Robotiq has launched its TSF-85 tactile sensor fingertips for the 2F-85 Adaptive Gripper, adding integrated tactile sensing capabilities to its existing gripping system. The product is intended to support physical artificial intelligence applications that require reliable contact awareness and force feedback for real-world object manipulation.
The tactile sensor fingertips are designed to extend robotic manipulation beyond vision-based systems by providing direct feedback from physical interaction. According to the company, the system enables robots to detect contact conditions, monitor force distribution, and respond to slip during manipulation, supporting more consistent performance across different objects and environments. The tactile fingertips are available for immediate deployment and are aimed at use in AI training environments, humanoid robotics research, and industrial automation.
The TSF-85 fingertips incorporate a static tactile sensing array arranged in a 4 by 7 grid, along with high-frequency micro-slip detection operating at 1,000 hertz. An integrated inertial measurement unit is included to provide additional proprioceptive and contact awareness data. Together, these sensing elements are intended to allow robots to infer contact geometry and adjust grip behavior during handling tasks.
The tactile components are designed to integrate with Robotiq’s 2F-85 Adaptive Gripper, which uses a mechanical architecture that supports both pinch and encompassing grasp modes. The gripper offers stroke lengths of 85 millimeters and 140 millimeters, enabling it to conform to a range of object shapes and reducing dependence on precise visual alignment. The company positions this approach as an alternative to more complex anthropomorphic robotic hands.

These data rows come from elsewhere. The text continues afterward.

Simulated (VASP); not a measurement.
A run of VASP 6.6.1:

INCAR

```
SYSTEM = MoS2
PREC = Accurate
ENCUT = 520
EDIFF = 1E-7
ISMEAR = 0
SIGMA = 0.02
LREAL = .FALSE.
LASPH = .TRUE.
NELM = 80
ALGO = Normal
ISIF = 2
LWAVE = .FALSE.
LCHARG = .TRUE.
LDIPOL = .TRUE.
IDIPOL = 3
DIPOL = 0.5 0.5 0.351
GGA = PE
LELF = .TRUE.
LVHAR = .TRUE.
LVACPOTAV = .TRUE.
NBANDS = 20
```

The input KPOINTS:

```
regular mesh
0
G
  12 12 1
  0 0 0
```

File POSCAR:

“Physical AI demands more than clever algorithms—it demands reliable interaction with the real world,” said Vincent Duchaine, chief technology officer for artificial intelligence at Robotiq. “By combining adaptive gripping with high-frequency tactile sensing, we’re giving robots the sense of touch and control they need to generalize across objects, tasks, and environments without the cost and complexity of anthropomorphic hands.”
Robotiq stated that the tactile-enabled grippers are designed for durability and long-term deployment rather than short-term demonstrations. The system uses native RS-485 communication with an optional USB conversion board, allowing integration across different robot platforms. The tactile fingertips are engineered to maintain the gripper’s existing grasp mechanics while adding sensing capability, and the cabling is designed for industrial operating conditions.
The company said the hardware is intended to support machine learning workflows, including reinforcement learning, vision-language-action models, and imitation learning, by providing consistent and repeatable tactile data across deployments. Robotiq also provides guidance on handling tactile data, including bias management and normalization, to support the generation of training datasets.
Robotiq reported that more than 23,000 of its grippers are currently deployed worldwide across industrial and research settings. The TSF-85 tactile sensor fingertips are positioned as an extension of this installed base, with the goal of enabling scalable physical AI systems that can transition from laboratory research to production environments.